Zespri plans litigation in China after ruthless kiwifruit growers helped themselves to its prime SunGold plant material and used it to propagate up to 2500ha of illegal plantings.
Zespri's China team has long been investigating the extent of the illegal plantings in several Chinese provinces. In 2016, it was estimated that the area covered in China was about 160ha.
But latest investigations put that estimate closer to 2500ha. While the figures are not directly analogous (different seasonal effects are just one differentiator) the area of illegal planting in China could be roughly one-third of that planted in SunGold within New Zealand. While it is no immediate threat to Zespri's kiwifruit trade it has the potential to impact severely if the marketer does not act to protect its plant variety rights.
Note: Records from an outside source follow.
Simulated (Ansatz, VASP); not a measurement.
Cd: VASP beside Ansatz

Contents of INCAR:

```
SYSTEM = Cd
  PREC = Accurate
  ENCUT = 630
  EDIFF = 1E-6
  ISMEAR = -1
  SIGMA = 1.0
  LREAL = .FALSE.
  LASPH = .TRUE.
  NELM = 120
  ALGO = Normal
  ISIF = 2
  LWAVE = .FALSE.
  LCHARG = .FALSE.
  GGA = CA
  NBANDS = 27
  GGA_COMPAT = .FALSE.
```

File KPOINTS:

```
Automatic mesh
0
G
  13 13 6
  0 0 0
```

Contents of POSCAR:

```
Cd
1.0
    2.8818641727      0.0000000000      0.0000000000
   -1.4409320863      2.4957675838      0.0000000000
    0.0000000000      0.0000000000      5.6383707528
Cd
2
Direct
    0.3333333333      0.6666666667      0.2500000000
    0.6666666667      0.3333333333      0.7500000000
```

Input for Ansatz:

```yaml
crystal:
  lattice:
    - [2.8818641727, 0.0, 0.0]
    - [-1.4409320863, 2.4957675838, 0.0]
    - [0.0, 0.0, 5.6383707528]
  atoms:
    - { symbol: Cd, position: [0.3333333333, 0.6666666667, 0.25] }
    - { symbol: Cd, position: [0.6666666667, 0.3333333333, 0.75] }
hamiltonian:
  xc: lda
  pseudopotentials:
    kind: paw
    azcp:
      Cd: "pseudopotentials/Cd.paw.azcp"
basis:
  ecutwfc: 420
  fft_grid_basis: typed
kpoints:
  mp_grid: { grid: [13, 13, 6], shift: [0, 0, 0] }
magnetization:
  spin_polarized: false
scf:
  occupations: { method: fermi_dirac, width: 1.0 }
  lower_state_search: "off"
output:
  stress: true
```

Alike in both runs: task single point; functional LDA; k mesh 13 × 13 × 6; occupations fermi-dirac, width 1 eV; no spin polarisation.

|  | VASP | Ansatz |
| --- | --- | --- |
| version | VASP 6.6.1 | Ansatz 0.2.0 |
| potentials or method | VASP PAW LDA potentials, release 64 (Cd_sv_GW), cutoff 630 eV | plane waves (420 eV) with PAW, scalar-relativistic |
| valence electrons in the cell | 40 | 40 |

Zespri's board discussed the issue today and has decided to press ahead with civil action against some identified larger players and a few individuals.
Zespri chair Bruce Cameron later updated growers on what he called the "unauthorised G3 being grown in China."
"As the industry knows, G3 plant material was taken to China without authorisation," wrote Cameron.
"Our investigations indicate that G3 is now present in varying ages of maturity in several areas, including some larger growing operations.
"We are monitoring production sources and supply channels to further develop our understanding of the scale of the issue, as well as to obtain evidence for legal proceedings against unauthorised producers."
As well as legal action in China, Zespri plans increased anti-counterfeiting activity to reinforce the Zespri SunGold brand, working with national and local officials to take action over the misappropriation of Zespri's IP and working with its commercial partners.
Cameron says Zespri's response was developed after careful consideration and seeking advice across a broad spectrum of stakeholders from within China and New Zealand – this is likely to have included New Zealand Government and Chinese Government agencies.
"While we understand this news will be unwelcome, we are encouraged by strong support within China for IP infringement in the past and ongoing public commitments from the Chinese Government to strengthen IP laws and enforcement in China.
"In that regard, China, like New Zealand, is in the process of updating its PVR laws to bring them into line with the most recent international standards in this area, which will strengthen protection for plant variety rights in China."
Zespri is hanging its hat to some extent on commitments to toughen up on IP protection that was made by Chinese President Xi Jinping at the recent International Import Expo in Shanghai that was hosted by the China Centre for International Economic Exchanges (CCIEE).
Zespri will have to keep the pressure on at New Zealand Government level to get control of the theft.
Yesterday, the company confirmed the forecast range for SunGold has been moved up from $7-$9 per tray in the March 2019 forecast, to an average of $8-$10 per tray. This reflects continued strong forecast returns for SunGold. Zespri has retained a $2 range to accommodate downside risks such as potential significant year-on-year volume movement of more than 10 million trays, a very poor taste year or the potential for market side risks.
The kiwifruit marketer earlier launched a civil case in the Auckland High Court for $30 million damages against a publicly unnamed person who allegedly sent plants of its SunGold kiwifruit variety to China.
Zespri owns plant rights to the new SunGold for at least another 18 years. It would be possible for Zespri to licence production in China.
But it needs to get some control back over its IP first.